Yo-yo speeds on copper overlay (TPON) - should I wait for FTTC or cut my losses?

Hi,
For the past few weeks the internet connection at home has been up and down like a yo-yo. To give you some idea of this, over the weekend the router was telling me it's got a 600k downstream connection, an hour later it dropped to 400k, by 3pm it was 100kbps and by 6pm it was slower than v.90 dialup. Then, at some point in the night, it seems to get a kick in the pants and start climbing up again. Sometimes the connection drops completely and when it finally comes back on I have to wait several hours for the ADSL light to stop flashing on the router.
It was good to see some news about the FTTC packages but they're dependent on cabinet enablement, and I am still waiting for BT to take their monumentally incompetent fat fingers out of their posterior orifices on that front. The enablement date for the cabinet I'm on, slips back almost every time I check it and barely a day goes by without an Openreach van man fiddling about with it. Currently it's back end of June, and I'm not even confident they'll get it done before Christmas.
ADSL is just too unreliable for it to provide my primary broadband connection. I need something better and I need it yesterday.
I've been offered the chance to switch over to a fixed point-to-point wireless solution that's ALREADY available in my village and has been trialed for a year - it is offering 50mbit unlimited for £23.99 a month. Obviously if I go with that, I won't have any reason to maintain the ADSL connection unless I drop down to the minimum package and have it as a fallback solution.

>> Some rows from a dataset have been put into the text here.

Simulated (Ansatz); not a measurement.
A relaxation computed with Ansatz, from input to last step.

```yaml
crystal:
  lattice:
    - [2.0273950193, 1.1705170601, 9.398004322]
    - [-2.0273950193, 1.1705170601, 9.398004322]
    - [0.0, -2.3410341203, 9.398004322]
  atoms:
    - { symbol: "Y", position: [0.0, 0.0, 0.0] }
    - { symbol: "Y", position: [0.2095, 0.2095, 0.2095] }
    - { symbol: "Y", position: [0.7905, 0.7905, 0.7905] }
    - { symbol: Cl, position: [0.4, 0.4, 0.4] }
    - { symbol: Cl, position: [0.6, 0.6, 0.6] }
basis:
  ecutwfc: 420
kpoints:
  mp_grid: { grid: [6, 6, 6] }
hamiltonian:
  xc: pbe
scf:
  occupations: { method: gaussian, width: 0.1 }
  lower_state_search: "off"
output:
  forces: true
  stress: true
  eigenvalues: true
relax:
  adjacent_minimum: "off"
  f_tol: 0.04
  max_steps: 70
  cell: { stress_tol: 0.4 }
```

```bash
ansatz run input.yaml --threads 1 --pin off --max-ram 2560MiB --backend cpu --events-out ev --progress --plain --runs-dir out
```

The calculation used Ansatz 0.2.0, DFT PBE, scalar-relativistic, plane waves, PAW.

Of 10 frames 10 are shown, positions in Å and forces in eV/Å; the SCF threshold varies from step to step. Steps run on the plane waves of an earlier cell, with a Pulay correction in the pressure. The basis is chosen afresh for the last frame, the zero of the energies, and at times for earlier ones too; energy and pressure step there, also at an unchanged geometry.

The alternative to that, is to wait for FTTC - but with the push backs on cabinet enablement, I'll probably be able to buy Duke Nukem Forever before I can get FTTC. Neither PN nor BT seem interested in explaining how come the other cabinet in the village is already up and running with FTTC customers, but the one at our end of the village has already been pushed back by more than six months.
If you were in my position what would you do?
4 REPLIES 4
itsme
Grafter
Posts: 5,924
Thanks: 3
Registered: ‎07-04-2007

Re: Yo-yo speeds on copper overlay (TPON) - should I wait for FTTC or cut my losses?

When you say 50mbps is that 25mbps download and 25mbps upload as WiFi specifications tend to add these together for a headline speed.
tstaddon
Rising Star
Posts: 182
Thanks: 27
Registered: ‎01-08-2007

Re: Yo-yo speeds on copper overlay (TPON) - should I wait for FTTC or cut my losses?

No... the package is £23.99 for 50mbps down 20mbps up - Unlimited Usage. It is based on 802.11a/n in the 5Ghz range, and should scale up to 150Mbps per endpoint.
(edit: the technology should allow for a 75 megabit symmetrical connection between the property and the base station. At present the pipe from the base station is not fat enough to deliver that, so the packages are scaled; the unlimited one is the most expensive in the domestic bracket but presumably has been priced to ensure that if enough subscribers take it up in preference to the low-end products the funds will be there to increase the pipe and meet the requirements).
Oldjim
Resting Legend
Posts: 38,460
Thanks: 787
Fixes: 63
Registered: ‎15-06-2007

Re: Yo-yo speeds on copper overlay (TPON) - should I wait for FTTC or cut my losses?

I suppose the first question is do you need a fixed telephone line at all.
If you have a mobile package you could junk it.
Alternatively could you switch to VOIP
tstaddon
Rising Star
Posts: 182
Thanks: 27
Registered: ‎01-08-2007

Re: Yo-yo speeds on copper overlay (TPON) - should I wait for FTTC or cut my losses?

Strictly speaking, no I don't need a fixed line.
Many people in our street have already ditched the phone line completely! If they need broadband, they get a far better broadband service from their mobile providers than they can get through ADSL.
There's not much point having a fixed land line that delivers good voice + fax if connected to the 80s TPON, but if you're connected to that you cannot have ADSL. One house in our street did get ADSL but then complained the voice+fax line quality was terrible; BT resolved that by putting them back on the TPON and killing the ADSL connection.
On current fixed line technology you can have good voice+fax or bad voice+fax+ADSL. There is no "good" wired solution and won't be till we're FTTC enabled, but there are two wireless alternatives (mobile and fixed 802.11n) which deliver better voice AND better data than the copper overlay stopgap.